From: John Stultz <jstultz@google.com>
To: LKML <linux-kernel@vger.kernel.org>
Cc: Peter Zijlstra <peterz@infradead.org>,
Juri Lelli <juri.lelli@redhat.com>,
Valentin Schneider <valentin.schneider@arm.com>,
"Connor O'Brien" <connoro@google.com>,
John Stultz <jstultz@google.com>,
Joel Fernandes <joelagnelf@nvidia.com>,
Qais Yousef <qyousef@layalina.io>,
Ingo Molnar <mingo@redhat.com>,
Vincent Guittot <vincent.guittot@linaro.org>,
Dietmar Eggemann <dietmar.eggemann@arm.com>,
Valentin Schneider <vschneid@redhat.com>,
Steven Rostedt <rostedt@goodmis.org>,
Ben Segall <bsegall@google.com>,
Zimuzo Ezeozue <zezeozue@google.com>,
Will Deacon <will@kernel.org>, Waiman Long <longman@redhat.com>,
Boqun Feng <boqun.feng@gmail.com>,
"Paul E. McKenney" <paulmck@kernel.org>,
Metin Kaya <Metin.Kaya@arm.com>,
Xuewen Yan <xuewen.yan94@gmail.com>,
K Prateek Nayak <kprateek.nayak@amd.com>,
Thomas Gleixner <tglx@linutronix.de>,
Daniel Lezcano <daniel.lezcano@linaro.org>,
Suleiman Souhlal <suleiman@google.com>,
kuyo chang <kuyo.chang@mediatek.com>, hupu <hupu.gm@gmail.com>,
kernel-team@android.com
Subject: [PATCH v28 6/8] sched: Add blocked_donor link to task for smarter mutex handoffs
Date: Wed, 22 Apr 2026 23:06:47 +0000 [thread overview]
Message-ID: <20260422230659.903191-7-jstultz@google.com> (raw)
In-Reply-To: <20260422230659.903191-1-jstultz@google.com>
From: Peter Zijlstra <peterz@infradead.org>
Add link to the task this task is proxying for, and use it so
the mutex owner can do an intelligent hand-off of the mutex to
the task that the owner is running on behalf.

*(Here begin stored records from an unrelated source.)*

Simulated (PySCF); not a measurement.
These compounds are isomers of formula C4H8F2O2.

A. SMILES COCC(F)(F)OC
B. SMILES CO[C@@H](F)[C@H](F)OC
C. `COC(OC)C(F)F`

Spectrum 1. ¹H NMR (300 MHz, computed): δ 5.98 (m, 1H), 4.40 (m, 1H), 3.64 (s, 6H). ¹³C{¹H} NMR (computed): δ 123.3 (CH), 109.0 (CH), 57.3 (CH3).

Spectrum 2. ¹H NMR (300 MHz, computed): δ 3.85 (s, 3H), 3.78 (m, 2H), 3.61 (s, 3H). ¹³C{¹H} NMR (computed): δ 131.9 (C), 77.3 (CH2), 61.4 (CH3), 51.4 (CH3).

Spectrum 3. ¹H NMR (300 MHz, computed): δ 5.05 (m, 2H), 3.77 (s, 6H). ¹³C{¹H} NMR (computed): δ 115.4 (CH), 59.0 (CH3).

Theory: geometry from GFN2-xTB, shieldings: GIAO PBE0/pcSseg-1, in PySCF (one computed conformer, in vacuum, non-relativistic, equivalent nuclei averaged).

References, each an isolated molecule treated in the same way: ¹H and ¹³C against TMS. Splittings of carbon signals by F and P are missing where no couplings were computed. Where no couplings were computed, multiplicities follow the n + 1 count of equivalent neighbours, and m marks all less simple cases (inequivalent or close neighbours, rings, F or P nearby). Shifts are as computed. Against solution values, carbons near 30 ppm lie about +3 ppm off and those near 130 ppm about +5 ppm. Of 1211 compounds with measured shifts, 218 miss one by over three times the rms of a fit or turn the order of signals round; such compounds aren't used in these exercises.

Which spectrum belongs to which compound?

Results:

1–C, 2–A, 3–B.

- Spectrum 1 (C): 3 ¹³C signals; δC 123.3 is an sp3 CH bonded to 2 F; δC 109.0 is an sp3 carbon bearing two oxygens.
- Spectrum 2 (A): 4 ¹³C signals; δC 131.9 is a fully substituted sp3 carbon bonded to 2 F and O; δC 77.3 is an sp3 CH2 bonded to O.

Signed-off-by: Peter Zijlstra (Intel) <peterz@infradead.org>
Signed-off-by: Juri Lelli <juri.lelli@redhat.com>
Signed-off-by: Valentin Schneider <valentin.schneider@arm.com>
Signed-off-by: Connor O'Brien <connoro@google.com>
[jstultz: This patch was split out from larger proxy patch]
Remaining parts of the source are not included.